Given these two examples from my math course:
Example A: $$\log(50) + \log(x/2) = 2 \implies \log 25x = 2 \implies 25x = 10^2 \implies x = 4.$$
Example B: $$\log(72) - \log(2x/3) = 0 \!\implies\! \log(72) = \log(2x/3) \!\implies\! 72 = 2x/3 \!\implies\! 216 = 2x \!\implies \!108 = x$$
My question: Why in Example B, we move $-\log(2x/3)$ over to the other side instead of using the Quotient Property? On the other hand, in Example A we didn't move $\log(x/2)$ to the other side but used the product property instead.
Attempt:
In Example A, if we move $\log(x/2)$ to the other side, we have $$\log(50) + \log(x/2) = 2 \implies \log(50) = -\log(x/2) +2.$$
Now we could raise everything to a common base of $10$ to cancel out the logarithms. So we are left with the following $$50 = -(x/2) + 100.$$
Now we subtract 100 from each side to get
$$-50 = -(x/2) \implies -50 = -(x/2) \implies 100 = 4$$
But as shown in the example $x = 4$.
Why this didn't work?
What you did in the first example was simply not correct. I think I can understand what you meant though, so let’s go through the problem using your way. $$\log (50)+\log \big(\frac{x}{2}\big) = 2$$ $$\log (50) = 2-\log \big(\frac{x}{2}\big)$$ We can rewrite $2$ as a logarithm using base $10$. Use the definition of logs. $$a^x = y \longleftrightarrow \log_a y = x$$ $$10^2 = 100 \longleftrightarrow \log_{10} 100 = 2$$ So, we can use $\log (100)$ instead of $2$.

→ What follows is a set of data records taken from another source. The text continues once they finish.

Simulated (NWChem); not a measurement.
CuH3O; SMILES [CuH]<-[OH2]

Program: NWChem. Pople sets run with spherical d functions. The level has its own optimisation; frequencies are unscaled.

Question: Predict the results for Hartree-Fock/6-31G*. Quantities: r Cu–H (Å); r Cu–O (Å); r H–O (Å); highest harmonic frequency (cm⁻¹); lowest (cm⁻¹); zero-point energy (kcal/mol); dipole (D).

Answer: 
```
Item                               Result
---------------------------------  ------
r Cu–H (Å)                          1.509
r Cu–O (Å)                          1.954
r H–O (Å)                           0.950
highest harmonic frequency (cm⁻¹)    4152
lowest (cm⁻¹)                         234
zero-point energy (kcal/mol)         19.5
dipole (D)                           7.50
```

$$\log (50) = \log (100)-\log \big(\frac{x}{2}\big)$$ Use the Quotient Rule.
$$\log (50) = \log \biggr(\frac{100}{\frac{x}{2}}\biggr)$$ $$\log (50) = \log \big(\frac{100(2)}{x}\big) \implies \log (50) = \log \big(\frac{200}{x}\big)$$ $$50 = \frac{200}{x} \implies x = \frac{200}{50}$$ $$\boxed{x = 4}$$
In the second example, you could have used the Quotient Rule. $$\log (72)-\log \big(\frac{2x}{3}\big) = 0$$ $$\log \biggr(\frac{72}{\frac{2x}{3}}\biggr) = 0 \implies \log \big(\frac{72(3)}{2x}\big) = 0 \implies \log \big(\frac{108}{x}\big) = 0$$ Now, use the definition of logarithms. $$\log_b x = y\longleftrightarrow b^y = x$$ $$\log \big(\frac{108}{x}\big) = 0 \longleftrightarrow 10^0 = \frac{108}{x}$$ $$1 = \frac{108}{x}$$ $$\boxed {x = \frac{108}{1} = 108}$$ As you can see, in both cases, we get the right answer, but they take longer. You have to get used to understanding which ways are “better” than others depending on the type of question.